China Mathematical Olympiad

(1) Since $C$, $A$, $B$, $E$ are concyclic, and $D$, $A$, $B$, $F$ are concyclic, $CA=AD$, and by the theorem of power of a point, we have $$CB\cdot CF=CA\cdot CD=DA\cdot DC=DB\cdot DE.\stackrel{◯}{1}$$ Suppose on the contrary that $l_1$ and $l_2$ do not intersect, then $CD\parallel EF$, hence $\frac{CF}{CB}=\frac{DE}{DB}$. Plugging into (1), we get $C{B}^2=D{E}^2$, thus $CB=DB$, hence $BA\perp CD$. It follows that $CB$ and $DB$ are the diameters of $K_1$ and $K_2$ respectively, hence $K_1$ and $K_2$ have same radii, which contradicts with assumption. Thus $l_1$ and $l_2$ have a unique common point.

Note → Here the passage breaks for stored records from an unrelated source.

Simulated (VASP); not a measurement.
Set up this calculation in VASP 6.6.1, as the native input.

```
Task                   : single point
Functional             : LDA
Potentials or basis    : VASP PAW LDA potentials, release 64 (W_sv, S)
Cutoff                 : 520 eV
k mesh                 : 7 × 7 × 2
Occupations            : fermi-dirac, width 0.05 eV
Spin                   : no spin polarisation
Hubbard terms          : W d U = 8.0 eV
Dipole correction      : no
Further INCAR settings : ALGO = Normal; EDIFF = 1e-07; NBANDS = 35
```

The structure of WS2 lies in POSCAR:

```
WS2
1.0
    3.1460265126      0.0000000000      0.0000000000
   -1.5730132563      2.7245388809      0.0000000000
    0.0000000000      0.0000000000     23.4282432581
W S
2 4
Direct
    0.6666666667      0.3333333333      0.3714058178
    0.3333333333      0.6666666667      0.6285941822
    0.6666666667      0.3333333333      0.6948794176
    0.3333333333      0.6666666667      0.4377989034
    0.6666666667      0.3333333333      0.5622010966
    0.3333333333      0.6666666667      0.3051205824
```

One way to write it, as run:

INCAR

(2) Join $AE$, $AF$ and $PF$, we have $$\angle CAE=\angle CBE=\angle DBF=\angle DAF.$$ Since $AP\perp CD$, $AP$ is the bisector of $\angle EAF$. Since $P$ is on the perpendicular bisector of the segment $EF$, $P$ is on the circumcircle of $△AEF$. We have $$\angle EPF=180^{\circ }-\angle EAF=\angle CAE+\angle DAF=2\angle CAE=2\angle CBE.$$ Hence $B$ is on the circle with center $P$ and radius $PE$, denoting this circle by $\Gamma$. Let $R$ be the radius of $\Gamma$. By the

theorem of power of a point, we have $$2C{A}^2=CA\cdot CD=CB\cdot CF=C{P}^2-R^2,$$ thus $$A{P}^2=C{P}^2-C{A}^2=(2C{A}^2+R^2)-C{A}^2=C{A}^2+P{E}^2.$$ It follows that $CA$, $AP$, $PE$ form the side lengths of a right triangle.